Arbitrary arrests, beatings and torture, these are some of the crimes perpetrated by Vietnamese authorities that are driving ethnic Montagnards to flee to Cambodia, according to a Human Rights Watch study released yesterday.
The report, titled Persecuting ‘Evil Way’ Religion, calls on the Kingdom to immediately stop cooperating in efforts with Vietnam to block Montagnards, and other Christian ethnic groups, from seeking asylum in the Kingdom.
A news conference in Bangkok to launch the study – based on interviews with 21 Montagnards who have fled the Central Highland provinces of Gia Lai and Dak Lak over the past two years – was yesterday shut down by Thai authorities.

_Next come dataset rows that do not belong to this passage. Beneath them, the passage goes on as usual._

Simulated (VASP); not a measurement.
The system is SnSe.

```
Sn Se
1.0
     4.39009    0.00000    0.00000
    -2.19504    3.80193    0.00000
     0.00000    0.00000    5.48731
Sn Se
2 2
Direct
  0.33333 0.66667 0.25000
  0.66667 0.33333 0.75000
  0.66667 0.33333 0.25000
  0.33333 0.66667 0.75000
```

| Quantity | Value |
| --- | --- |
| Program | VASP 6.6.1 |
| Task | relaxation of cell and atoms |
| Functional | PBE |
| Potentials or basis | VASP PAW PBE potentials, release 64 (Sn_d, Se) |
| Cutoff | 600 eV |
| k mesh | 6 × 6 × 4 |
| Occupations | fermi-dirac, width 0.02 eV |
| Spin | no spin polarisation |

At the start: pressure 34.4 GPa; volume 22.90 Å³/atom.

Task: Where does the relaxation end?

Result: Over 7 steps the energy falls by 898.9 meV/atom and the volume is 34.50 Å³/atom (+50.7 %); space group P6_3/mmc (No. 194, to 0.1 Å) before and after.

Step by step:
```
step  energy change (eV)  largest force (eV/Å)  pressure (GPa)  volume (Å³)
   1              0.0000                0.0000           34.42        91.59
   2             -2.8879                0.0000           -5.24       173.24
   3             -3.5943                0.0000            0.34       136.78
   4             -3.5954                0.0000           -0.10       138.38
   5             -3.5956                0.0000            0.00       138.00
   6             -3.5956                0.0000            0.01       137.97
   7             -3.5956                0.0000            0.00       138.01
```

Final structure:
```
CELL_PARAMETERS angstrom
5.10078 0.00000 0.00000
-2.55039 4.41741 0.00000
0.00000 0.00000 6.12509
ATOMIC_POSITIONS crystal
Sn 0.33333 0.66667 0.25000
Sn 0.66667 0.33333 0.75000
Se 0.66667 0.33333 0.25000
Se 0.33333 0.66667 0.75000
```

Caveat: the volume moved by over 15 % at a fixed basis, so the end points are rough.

The junta claimed the event, scheduled at the Foreign Correspondents Club of Thailand, would impact relations with its communist neighbour, whose prime minister, Nguyen Tan Dung, is set to visit next month.
The report catalogues an ongoing pattern of persecution against the groups to eliminate “evil way” religions such as De Ga Protestantism and Ha Mon Catholicism, both considered “reactionary” by Vietnam’s communist authorities.
The stories speak of churches being shut down, threats to family members, constant harassment by police and arbitrary detention, sometimes for days.
Victims tell of being beaten and tortured with electric shocks by officers demanding they renounce their religion.
“I was hit everywhere; they even used electricity to shock me,” a Montagnard from the Chu Puh district of Gia Lai told HRW in 2015, explaining he was detained in February 2014 for three days and again in March for two days and two nights.
“After they hit me, I couldn’t hear anything from my ears … The police told me if I continued going to church then the police would continue arresting me, so that is why I left Vietnam.”
In March, the government granted provisional refugee status to 13 Montagnards who were escorted to Phnom Penh by the UN. However, the Kingdom has since sent at least 54 back to Vietnam.
More than 100 Montagnard asylum seekers currently hiding in Cambodia are being refused permission to register as refugees.
Director of the Ministry of Interior’s refugee department Kem Sarin yesterday rejected HRW’s claim it was failing in its obligations under the United Nations Refugee Convention.
“Some countries put them in detention but we don’t, because they cross illegally into Cambodia.”